Rutgers Taps Build Americas as Yields Close to 10-Week High: Muni Credit

Rutgers, the eighth-oldest university in the U.S., is selling $391 million in Build America Bonds, its first such sale, with yields on the taxable securities close to the highest level in 10 weeks.

The New Jersey state university’s inaugural offering of the federally subsidized securities follows last week’s $4.9 billion in sales, the second-highest in the Build America program’s history, according to data compiled by Bloomberg. Average yields on the debt rose about 30 basis points, or 0.3 percentage point, last month to 5.86 percent on Oct. 29. The yield was 5.88 percent the previous day, the highest since Aug. 12, according to a Wells Fargo index. About $1.9 billion of the bonds are scheduled for sale this week, Bloomberg data show.

With Build America issuance outpacing demand, Rutgers will need to pay extra yield to increase investor interest, said Fred Yosca, head of fixed-income trading at BNY Mellon Capital Markets LLC in New York.

“They’re going to have to be competitively priced,” Yosca said. “There’s not a lot of money this time of year, and with everybody issuing, it’s just an imbalance.”

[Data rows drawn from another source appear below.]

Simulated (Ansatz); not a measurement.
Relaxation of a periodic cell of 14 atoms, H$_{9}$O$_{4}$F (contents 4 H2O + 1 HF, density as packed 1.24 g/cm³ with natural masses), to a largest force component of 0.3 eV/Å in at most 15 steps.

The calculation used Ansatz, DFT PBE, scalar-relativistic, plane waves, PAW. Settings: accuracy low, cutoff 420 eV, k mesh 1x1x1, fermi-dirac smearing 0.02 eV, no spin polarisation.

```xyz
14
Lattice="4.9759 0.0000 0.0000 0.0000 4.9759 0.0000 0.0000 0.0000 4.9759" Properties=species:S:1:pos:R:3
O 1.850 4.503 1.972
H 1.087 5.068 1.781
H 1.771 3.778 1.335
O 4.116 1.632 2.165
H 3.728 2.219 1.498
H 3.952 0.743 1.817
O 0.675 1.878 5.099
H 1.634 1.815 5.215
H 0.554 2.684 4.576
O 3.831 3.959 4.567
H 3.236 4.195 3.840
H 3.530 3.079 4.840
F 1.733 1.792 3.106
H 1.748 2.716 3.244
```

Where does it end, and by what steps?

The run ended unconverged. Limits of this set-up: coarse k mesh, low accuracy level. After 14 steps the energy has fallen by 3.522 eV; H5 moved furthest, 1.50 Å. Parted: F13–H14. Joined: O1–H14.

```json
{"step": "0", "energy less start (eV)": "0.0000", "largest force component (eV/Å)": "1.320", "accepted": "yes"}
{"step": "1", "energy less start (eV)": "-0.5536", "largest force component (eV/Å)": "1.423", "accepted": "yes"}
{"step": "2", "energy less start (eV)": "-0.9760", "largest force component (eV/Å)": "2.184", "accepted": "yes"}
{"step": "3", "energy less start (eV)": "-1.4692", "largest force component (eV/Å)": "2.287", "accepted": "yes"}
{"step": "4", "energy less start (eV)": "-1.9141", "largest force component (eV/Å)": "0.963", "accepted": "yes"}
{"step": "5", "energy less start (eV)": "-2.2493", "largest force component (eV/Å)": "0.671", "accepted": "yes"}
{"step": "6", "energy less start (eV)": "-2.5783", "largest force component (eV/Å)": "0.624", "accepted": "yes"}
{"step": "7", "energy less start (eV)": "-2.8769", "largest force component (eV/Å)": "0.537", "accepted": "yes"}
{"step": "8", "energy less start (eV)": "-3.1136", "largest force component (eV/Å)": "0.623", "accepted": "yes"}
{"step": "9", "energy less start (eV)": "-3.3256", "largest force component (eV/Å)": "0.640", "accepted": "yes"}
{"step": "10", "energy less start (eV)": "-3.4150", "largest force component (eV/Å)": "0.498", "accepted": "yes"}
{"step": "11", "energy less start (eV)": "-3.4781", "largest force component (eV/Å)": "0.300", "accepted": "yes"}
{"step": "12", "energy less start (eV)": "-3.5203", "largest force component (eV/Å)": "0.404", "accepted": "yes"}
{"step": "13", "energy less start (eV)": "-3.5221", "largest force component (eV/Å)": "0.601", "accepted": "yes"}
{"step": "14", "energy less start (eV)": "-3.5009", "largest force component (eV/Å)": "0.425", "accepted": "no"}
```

Build Americas, which currently provide issuers a 35 percent federal subsidy on interest costs, are set to expire on Dec. 31. Legislation introduced by Senate Finance Committee Chairman Max Baucus, a Montana Democrat, would extend the Build America Bond program, which was created as part of the economic stimulus package in February 2009, by one year with the subsidy reduced to 32 percent. Previous extension plans passed by the House of Representatives stalled in the Senate.

“We’re afraid the program might not get extended,” said Bruce Fehn, the school’s senior vice president for finance and administration, in a telephone interview. “We wanted to get it done before the subsidy expired.”

First Build Americas

This is the first Build America sale for the university, Bloomberg data show. The school enrolled more than 47,000 full- time students at its three campuses last year, and the debt will help finance the creation of a business facility on its Livingston campus, Fehn said. The borrowing will fund a 1,500- bed dormitory, a new dining hall and infrastructure improvements.

Additionally, these Build Americas will pay for the building of 500-bed housing on the Busch campus, the primary location of the school’s science and engineering students, according to Fehn. This week’s offering totals $508 million, including $109 million in tax-exempts and $8 million in traditional taxables, preliminary offering documents show.

Credit Ratings

The debt is rated Aa2 by Moody’s Investors Service and AA by Standard & Poor’s, both third-highest. The bonds will be secured by the college’s full faith and credit, and a pledge of university revenue, the documents show. New Jersey education cuts have lowered state aid to Rutgers about 20 percent since 2008 to $262.5 million this year, Moody’s said.

Given the quality and backing of the issue, the offering should be well received because “there’s huge demand for public higher education,” Fehn said.

The University of Massachusetts Building Authority, also rated third-highest by Moody’s and Fitch Ratings, sold $430 million in Build Americas on Oct. 21. Bonds due in November 2040 were priced to yield 5.45 percent, or about 149 basis points above 30-year U.S. Treasuries.

About $279 million of Rutgers’s Build Americas will mature in 2040, offering documents show. The bonds include an extraordinary redemption provision should the federal government cease to provide the interest-cost subsidy.

Rutgers last offered debt in February 2009, with 30-year tax-exempts, the bulk of the sale, priced to yield 4.98 percent, or about 15 basis points above top-rated general obligations, according to a benchmark Bloomberg Valuation index.

The securities traded Oct. 20 at an average yield of 3.82 percent, 4 basis points above a comparable-maturity AAA index.

Rutgers plans to begin building the business school, projected to serve 3,200 undergraduate and 300 graduate students, in the next 12 months, Fehn said.